Religious Right Reinventing Itself
Frederick Clarkson printable version print page     Bookmark and Share
Mon Mar 10, 2008 at 04:36:21 PM EST
Bishop Harry R. Jackson -- a leader of the new Religious Right -- points out in a column at the rightist web site, Townhall.com, that he is in a position to see what others cannot.  He argues that the Religious Right has "matured as a movement;" is growing "in its influence in American politics;" and that far from falling apart, as some keep insisting,
"it is growing, expanding, and being rejuvenated. The range of issues on which its leaders are willing to take a stand is expanding, and the movement is finding surprising partners and creating new coalitions.
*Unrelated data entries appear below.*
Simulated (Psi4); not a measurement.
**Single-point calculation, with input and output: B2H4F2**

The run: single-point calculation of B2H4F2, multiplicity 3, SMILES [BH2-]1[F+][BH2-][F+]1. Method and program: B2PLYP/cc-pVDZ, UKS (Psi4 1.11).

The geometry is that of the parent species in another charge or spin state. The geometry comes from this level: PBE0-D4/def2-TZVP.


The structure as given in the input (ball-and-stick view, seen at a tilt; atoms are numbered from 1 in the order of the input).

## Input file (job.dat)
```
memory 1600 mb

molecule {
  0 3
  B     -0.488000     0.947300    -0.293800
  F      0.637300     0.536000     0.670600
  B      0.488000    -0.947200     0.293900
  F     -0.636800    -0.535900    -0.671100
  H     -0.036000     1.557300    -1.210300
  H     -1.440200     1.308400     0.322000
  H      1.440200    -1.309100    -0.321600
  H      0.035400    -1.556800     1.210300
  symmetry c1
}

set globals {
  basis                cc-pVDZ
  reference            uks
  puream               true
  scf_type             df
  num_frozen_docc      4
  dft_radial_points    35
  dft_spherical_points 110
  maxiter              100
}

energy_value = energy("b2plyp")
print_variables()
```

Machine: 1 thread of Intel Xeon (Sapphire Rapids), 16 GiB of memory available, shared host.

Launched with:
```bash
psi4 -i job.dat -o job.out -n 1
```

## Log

What critics see as "splintering" is actually the growing pains that precede a healthy expansion. To their frustration, critics of the religious Right will soon realize that the movement is neither losing steam nor walking dejectedly away from the public policy arena. Rather, it is adapting to the changing political environment and broadening its ranks while holding firmly to the principles that have united us thus far."

Premature death notices? Some continue to live in a world of fantasy. The religious Right is alive and well... and you are here to prove it.

For as long as I can remember, there have been pundits, political leaders, and journalists who pooh pooh the significance, the political power or resilience; or potential longevity of the Religious Right -- when even a casual reality check would strongly suggest another conclusion is warranted. (Now, as seemingly always, there is a current of such punditocratic buzz.)

Religious Right leaders no doubt enjoy such lightheadedness on the part of their political opponents and reporters who ought to know better. At the same time, one can also hear Jackson's resentment in not being taken seriously. The Religious Right has long taken effective advantage of being underestimated, even while the disdain with which they have been held by others, further spins the constellation of resentments that animates much (but certainly not all) of the politics of the movement.  

Ever since the formation of the religious Right in the late 1970s, there have been rumors of its demise. The birth of the Moral Majority helped pull the Right from obscurity. Its leaders determined that they would not shy away from controversy, nor would they yield to criticism; they would work with others to restore the moral foundations of the nation. In a short time the new movement became highly influential in American politics. Its commitment to nonnegotiable, explicitly moral and biblical values caused it to be revered and ridiculed, embraced and eschewed, loved and loathed. But there was one thing few politicians could afford to do: ignore it.

The movement was most unwelcome by the Left, and from the start the media and liberal Christians busied themselves writing the religious Right's obituary. With almost predictable regularity, like the paper they were written on, headlines were recycled heralding the so-called waning influence of evangelicals and their splintering unity. With each election cycle, hope sprung anew in editorial rooms and political back offices that this would be the year the religious Right's strength would begin to fade. Some observers even had the audacity to actively explore what American politics would look like once the religious Right was gone.

Jackson and Tony Perkins, head of the Family Research Council (probably the premier Religious Right lobby in DC)  have coauthored a book, Personal Faith, Public Policy that seeks to chart a course for the Religious Right, taking into account recent changes in evangelicalism, and no doubt, positioning themselves as leaders of the future, as the founding generation of Religious Right leaders passes from the scene.  

In a post at the Family Research Council web site, Tony Perkins quotes from the book description.

Jackson and Perkins write that the religious Right has experienced significant growth in recent years, becoming more diverse in a number of important ways, from race to age to political affiliation; however, they conclude that unifying these coalitions has been and will continue to be a challenge to the religious Right.

In an effort to unite these diverse coalitions, Jackson and Perkins advocate building upon the pro-life, pro-family issues that have been the mainstay of the religious Right. They intend to expand the religious Right's influence into immigration policy, poverty and social justice, racial reconciliation, and global warming.

"While some argue that evangelicals lose influence when they fail to vote as a bloc for a particular political party, the ability to seed both parties and operate as a political 'free agent' could prove to have a much greater impact on actual public policy. As a result of the broadening of the evangelical movement, both political parties will increasingly have to compete for support of evangelicals to succeed. This, we believe, will ultimately result in policies that are more faith-friendly," write Jackson and Perkins.

The Religious Right is clearly very busy reinventing itself. Exactly what shapes it will take, or how successful it will be, of course remains to be seen. But seeing is the point: It will be worth paying attention to what actually happens, and avoid buying into narratives about the supposed death, decline or irrelevance of the Religious Right -- all  of which are based, at the moment, on little more than wishful thinking.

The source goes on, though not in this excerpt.